It wasn’t an easy task for the Moons to come back to Winfield to teach. “When they offered us the job, I really wasn’t for sure if I was ready to come back,” said Roger. “I didn’t want to feel like the Winfield kid. I really wanted to find myself.”
Roger grew up in Winfield. He was unsure about continuing the family tradition of attending Southwestern College. “I grew up around theatre. I attended Campus Player productions and took private lessons starting at an early age,” said Roger. “Later on during high school I ended up taking lessons from Helen Graham. My life was so intertwined with Southwestern, therefore I looked at going somewhere else for school.”
Roger changed his mind when he helped with a production directed by Norman Callison in 1966. “I had worked on a production backstage and something clicked,” said Roger. “I decided that I wanted to work more with this man and that’s when I decided to attend Southwestern College.”
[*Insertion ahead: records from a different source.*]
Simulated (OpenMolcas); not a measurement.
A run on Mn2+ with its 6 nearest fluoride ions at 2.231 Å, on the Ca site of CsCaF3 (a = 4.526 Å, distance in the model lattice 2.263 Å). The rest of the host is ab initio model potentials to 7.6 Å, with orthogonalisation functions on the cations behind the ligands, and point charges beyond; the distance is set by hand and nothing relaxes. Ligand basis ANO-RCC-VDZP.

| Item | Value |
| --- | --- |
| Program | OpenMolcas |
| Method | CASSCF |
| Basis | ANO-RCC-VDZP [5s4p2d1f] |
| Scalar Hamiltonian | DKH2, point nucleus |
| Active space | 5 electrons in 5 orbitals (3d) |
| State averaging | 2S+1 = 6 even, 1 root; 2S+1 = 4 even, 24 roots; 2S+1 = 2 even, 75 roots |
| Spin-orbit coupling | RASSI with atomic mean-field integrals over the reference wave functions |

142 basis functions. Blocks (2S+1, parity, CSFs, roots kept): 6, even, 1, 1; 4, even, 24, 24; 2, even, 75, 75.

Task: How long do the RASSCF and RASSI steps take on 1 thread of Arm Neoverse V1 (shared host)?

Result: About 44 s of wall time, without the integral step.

After graduating college in 1970, Roger was offered a teaching position at Buhler High School. It was there that Roger met Allyson. They started dating after Allyson graduated high school in 1972 and later married while Allyson attended Hutchinson Community College. Little did they know a summer program would become a big part of their lives.
“A summer theatre program called ‘Horsefeathers and Applesauce’ had started at SC and really made me more attracted to this place as a place to attend college,” said Allyson. “After graduating HCC we moved back to Winfield. I earned my degree and we had our first son Geoffrey.”
As Allyson worked towards earning her degree, Roger worked as adjunct professor of theatre.
The Moons left Winfield and headed North East after Allyson graduated in 1976. They both went to graduate school at Emporia State University in 1979. After graduate school Roger became a professor at Ottawa University, while Allyson worked at Central Heights High School and also part time at Ottawa University.
Allyson said, “We really enjoyed working together, but as our family grew, we felt that we were hiring out, having people take care of our children, our house, it felt like a three ring circus and the rings were not going to come into contact with one another.”
Then two theatre positions opened at Southwestern in 1987.
“We really thought we were on track to heading out of the state, probably up to Minneapolis, to pursue theatre professionally or in the academic area,” said Allyson. “So, when we received the offer for both of us to work in theatre together, that was just an offer we could not say ‘no’ to.”
In the summer of 1987, the theatre program “Horsefeathers and Applesauce” returned. The Moons returned to help revive the program.
“It really was the best of both worlds to be able to come back and to realize our own potentials,” said Roger. “This opportunity gave us a chance to get ourselves into the same circus here and in the same ring.”
After helping with the program the Moons accepted the job offer in 1988. “Our teachers that we had here challenged us, pushed us so far, and really educated us,” said Roger. “We didn’t want to come back here on faculty until we knew that we had inside ourselves what we needed in order to be able to do what we perceived to be done here.”
Many changes have occurred since the Moons arrived to teach in 1988. New equipment has been installed and Richardson Auditorium has been newly renovated in 2011.
“Why wouldn’t we want to be here? We have these new toys to play with, from a new tech center and bigger space to work in,” said Allyson. “We have everything we need here and we are also able to collaborate with different departments. Not many other schools get that opportunity.”
But, it’s not the renovation that brought and kept the Moons here. It’s watching the students grow not only as performers, but as a people.
Cody Davis, class of 2011, said, “I have learned more about what it means to be a genuinely good person and truly care for others than anything I could have hoped to learn in any academic area in any classroom.”
The Moons plan to stay. The college and community have become a major part of their lives.
“It’s not about what you have. It’s about what you do with what you have. Challenging students to do really great work with the tools that they have and seeing where they go in life after SC is why we became teachers,” said Roger. “We could have not made a better decision than to come back to SC.”